These canines, all named Spot, can’t be bought by just anyone. They can, however, be leased by companies with “a good idea (and some money),” according to The Verge. Reassuringly, the tech news site reports that Boston Dynamics is currently focused on uses for Spot that don’t involve interacting directly with humans. Michael Perry, the company’s head of business development, has said he doesn’t “want to see Spot doing anything that harms people, even in a simulated way.”
And then he added, rather unconvincingly: “That’s something we’re pretty firm on when we talk to customers.” Pretty firm? Coolcoolcoolcoolcool.
The cost to lease a Spot hasn’t been shared by Boston Dynamics, but a spokesperson tells Fast Company that the total cost of the early-adopter program lease will be “less than the price of a car.” How nice a car will “depend on the number of Spots leased and how long the customer will be leasing the robot,” the spokesperson adds.
Also, can you really put a price on the chance to get in good and early with Spot before its kin grow weary of warehouse work?

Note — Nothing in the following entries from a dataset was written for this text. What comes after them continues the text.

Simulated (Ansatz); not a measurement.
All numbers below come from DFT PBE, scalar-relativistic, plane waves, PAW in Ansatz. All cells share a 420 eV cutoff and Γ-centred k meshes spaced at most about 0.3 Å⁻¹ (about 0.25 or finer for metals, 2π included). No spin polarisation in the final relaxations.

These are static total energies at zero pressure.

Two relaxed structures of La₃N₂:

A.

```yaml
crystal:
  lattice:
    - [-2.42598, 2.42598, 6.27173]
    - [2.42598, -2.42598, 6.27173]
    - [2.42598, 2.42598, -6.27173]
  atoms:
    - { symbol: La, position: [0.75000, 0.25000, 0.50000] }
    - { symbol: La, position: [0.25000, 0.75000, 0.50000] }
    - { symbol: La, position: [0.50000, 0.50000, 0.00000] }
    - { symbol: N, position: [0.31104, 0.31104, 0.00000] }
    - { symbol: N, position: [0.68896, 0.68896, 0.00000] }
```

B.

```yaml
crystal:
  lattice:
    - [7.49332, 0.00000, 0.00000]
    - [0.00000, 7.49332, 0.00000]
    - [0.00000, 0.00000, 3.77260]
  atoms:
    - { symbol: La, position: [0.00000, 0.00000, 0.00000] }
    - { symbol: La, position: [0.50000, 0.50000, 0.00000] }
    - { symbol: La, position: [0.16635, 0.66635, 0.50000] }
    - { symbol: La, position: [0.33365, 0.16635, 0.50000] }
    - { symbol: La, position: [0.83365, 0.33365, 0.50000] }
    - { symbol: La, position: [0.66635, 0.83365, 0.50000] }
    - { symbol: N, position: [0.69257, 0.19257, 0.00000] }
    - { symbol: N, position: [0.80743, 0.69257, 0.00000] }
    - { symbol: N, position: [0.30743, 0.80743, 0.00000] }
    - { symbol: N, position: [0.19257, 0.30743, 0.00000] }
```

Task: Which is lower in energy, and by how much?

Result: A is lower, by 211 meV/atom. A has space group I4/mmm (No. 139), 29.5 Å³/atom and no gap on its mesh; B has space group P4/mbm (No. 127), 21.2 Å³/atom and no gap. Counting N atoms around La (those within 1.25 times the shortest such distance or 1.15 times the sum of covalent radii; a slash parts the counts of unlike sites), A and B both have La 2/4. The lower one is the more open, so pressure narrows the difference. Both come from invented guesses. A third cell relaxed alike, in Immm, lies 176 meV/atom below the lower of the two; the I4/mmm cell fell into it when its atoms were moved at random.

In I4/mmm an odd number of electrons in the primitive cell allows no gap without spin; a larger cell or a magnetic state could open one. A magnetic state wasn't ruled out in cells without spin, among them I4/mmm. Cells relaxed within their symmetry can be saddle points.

“Our first customers are already using Spot in construction, oil and gas inspection, electric utility, public safety, and entertainment,” Boston Dynamics says. “We’re hoping our early adopter customers will help explore the unique value Spot adds in reducing risk to people, adding value to business, and delighting people that interact with the robot. Spot comes in peace.”
Now’s as good a time as any to build the rapport your grandkids will one day thank you for.